There are many ways to prove theorems in mathematics. One of such is mathematical induction which can be used easily to prove many of other theorems. The method is quite easier from other methods of proving a theorem or statement in mathematics.
On similar grounds we can also prove the statements of sum of squares of first n natural numbers to be n (n + 1) (2n + 1) / 6, the sum of first n odd numbers to be n^2 or the sum of cubes of first n natural numbers to be [n (n + 1) / 2]^2 and many more.
The simple definition for the rule of the mathematical induction is:
“Suppose a mathematical statement is true for the first value of applied to the statement. Assuming that it is also true for ‘kth’ value as well, if we prove that it is valid for (k + 1)th value, then by the principle of mathematical induction the statement holds true for all natural numbers ‘n’.”
The principle of mathematical induction is mostly used in cases of natural numbers only.

Let us understand mathematical induction proof with the help of an example, we know that the sum of ‘n’ natural numbers is [n (n + 1) / 2.

SOLUTION:

We need to prove that 1 + 2 + 3 + … + n = [n (n + 1)] / 2.

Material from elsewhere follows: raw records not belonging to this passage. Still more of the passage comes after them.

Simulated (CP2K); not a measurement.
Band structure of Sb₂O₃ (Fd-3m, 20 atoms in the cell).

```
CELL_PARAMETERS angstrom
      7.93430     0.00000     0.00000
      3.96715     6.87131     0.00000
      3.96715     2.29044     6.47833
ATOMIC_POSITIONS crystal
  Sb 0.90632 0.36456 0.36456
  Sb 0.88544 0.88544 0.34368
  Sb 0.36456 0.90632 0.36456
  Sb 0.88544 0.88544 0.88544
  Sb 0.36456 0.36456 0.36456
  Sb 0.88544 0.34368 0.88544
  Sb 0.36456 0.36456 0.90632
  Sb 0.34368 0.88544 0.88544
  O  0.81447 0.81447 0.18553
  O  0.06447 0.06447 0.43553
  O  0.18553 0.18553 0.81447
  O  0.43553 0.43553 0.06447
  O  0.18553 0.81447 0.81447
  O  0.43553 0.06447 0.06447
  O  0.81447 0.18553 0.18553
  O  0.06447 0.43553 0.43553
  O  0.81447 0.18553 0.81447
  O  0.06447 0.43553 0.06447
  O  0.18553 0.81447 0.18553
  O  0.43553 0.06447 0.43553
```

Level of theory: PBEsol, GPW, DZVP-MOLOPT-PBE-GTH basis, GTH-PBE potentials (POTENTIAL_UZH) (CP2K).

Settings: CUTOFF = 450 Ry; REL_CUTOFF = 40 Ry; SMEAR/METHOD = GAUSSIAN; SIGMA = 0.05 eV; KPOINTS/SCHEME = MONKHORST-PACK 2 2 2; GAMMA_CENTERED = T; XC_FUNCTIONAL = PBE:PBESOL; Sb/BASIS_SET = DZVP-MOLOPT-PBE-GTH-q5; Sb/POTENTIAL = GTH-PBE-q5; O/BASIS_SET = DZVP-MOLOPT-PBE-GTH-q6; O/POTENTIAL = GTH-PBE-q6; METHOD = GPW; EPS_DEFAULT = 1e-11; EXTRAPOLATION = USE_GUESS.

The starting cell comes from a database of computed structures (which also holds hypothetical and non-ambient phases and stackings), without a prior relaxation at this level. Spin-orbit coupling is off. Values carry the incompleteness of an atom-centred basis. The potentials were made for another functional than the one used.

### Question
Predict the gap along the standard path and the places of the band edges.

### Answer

Split proof in 3 steps to make solution more simple and understandable

Step 1: For n = 1

LHS = 1

RHS = 1 (1 + 1) / 2 = 2 / 2 = 1 = LHS

Result is true for n = 1

Step 2: Assumption

Assume that, the statement is true for n = t

1 + 2 + 3 + … + t = t (t + 1) / 2

Step 3: Prove statement is true for n = t + 1 using fact of step 2

1 + 2 + 3 + … + t + (t + 1) = (t + 1) (t + 2) / 2.

LHS = 1 + 2 + 3 + … + t + (t + 1)

= [t (t + 1) / 2] + (t + 1)

= [t (t + 1) + 2 (t + 1)] / 2

= (t + 1) (t + 2) / 2

= RHS

The statement is true for n = t + 1.

Hence, by the principle of mathematical induction result is proved.